And Goyal believes, e-learning is going to bridge the digital divide in India and that educational institutes who may not afford high-quality teachers can increase their teaching standards by referring to online courses taught by world-class professors and adopt flip-learning pedagogy.

Observers and most e-learning businesses know that classroom learning cannot be replaced but it can be updated.

The piece quotes Divya Gokulnath of Byju’s, “Technology has played a key role in disrupting this sector and will continue to shape the teacher-student relationship by offering better accessibility, distribution and formats of delivery.” The combined power of artificial intelligence, machine learning and data analytics, she says will reshape learning.

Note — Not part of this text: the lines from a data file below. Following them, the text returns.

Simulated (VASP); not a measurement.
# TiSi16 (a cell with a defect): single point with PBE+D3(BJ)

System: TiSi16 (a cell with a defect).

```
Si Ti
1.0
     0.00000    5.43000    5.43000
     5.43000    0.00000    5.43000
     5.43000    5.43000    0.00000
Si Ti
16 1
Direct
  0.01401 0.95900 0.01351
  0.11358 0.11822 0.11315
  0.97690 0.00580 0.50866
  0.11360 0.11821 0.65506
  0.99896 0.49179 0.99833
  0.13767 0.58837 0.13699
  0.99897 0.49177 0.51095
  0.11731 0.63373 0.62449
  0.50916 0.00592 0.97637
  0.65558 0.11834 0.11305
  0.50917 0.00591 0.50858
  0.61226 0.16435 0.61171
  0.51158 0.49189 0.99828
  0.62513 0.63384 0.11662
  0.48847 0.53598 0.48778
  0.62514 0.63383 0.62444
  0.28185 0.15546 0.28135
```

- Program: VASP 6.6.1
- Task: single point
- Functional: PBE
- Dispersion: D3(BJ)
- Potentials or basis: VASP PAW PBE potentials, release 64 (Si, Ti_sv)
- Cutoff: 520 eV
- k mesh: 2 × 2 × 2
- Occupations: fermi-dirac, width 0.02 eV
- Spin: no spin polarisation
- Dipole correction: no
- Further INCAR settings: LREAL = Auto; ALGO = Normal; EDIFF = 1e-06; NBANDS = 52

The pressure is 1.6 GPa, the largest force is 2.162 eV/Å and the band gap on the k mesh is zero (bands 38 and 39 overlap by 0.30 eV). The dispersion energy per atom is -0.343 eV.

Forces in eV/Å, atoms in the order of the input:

The potential for growth is endless

 A piece published in India Today by Varun Saxena, Founder, Career Anna another online learning platform cited a report by KPMG, that the Indian online education industry will register a 6X growth in 2021. From 1.6 million users in 2016, it will grow to 9.6 million users by 2021. It will also be worth $1.96 billion.

“Projections show that the e-learning market worldwide is forecast to surpass 243 billion US dollars by 2022. It clearly shows that e-learning has become a global trend, and more and more people are preferring it over traditional classrooms,” said the article.

One reason for this shift, according to Varun is that the number of jobs involving routine skills — both physical and cognitive — is shrinking, and with increasing automation, newer opportunities are being created every day.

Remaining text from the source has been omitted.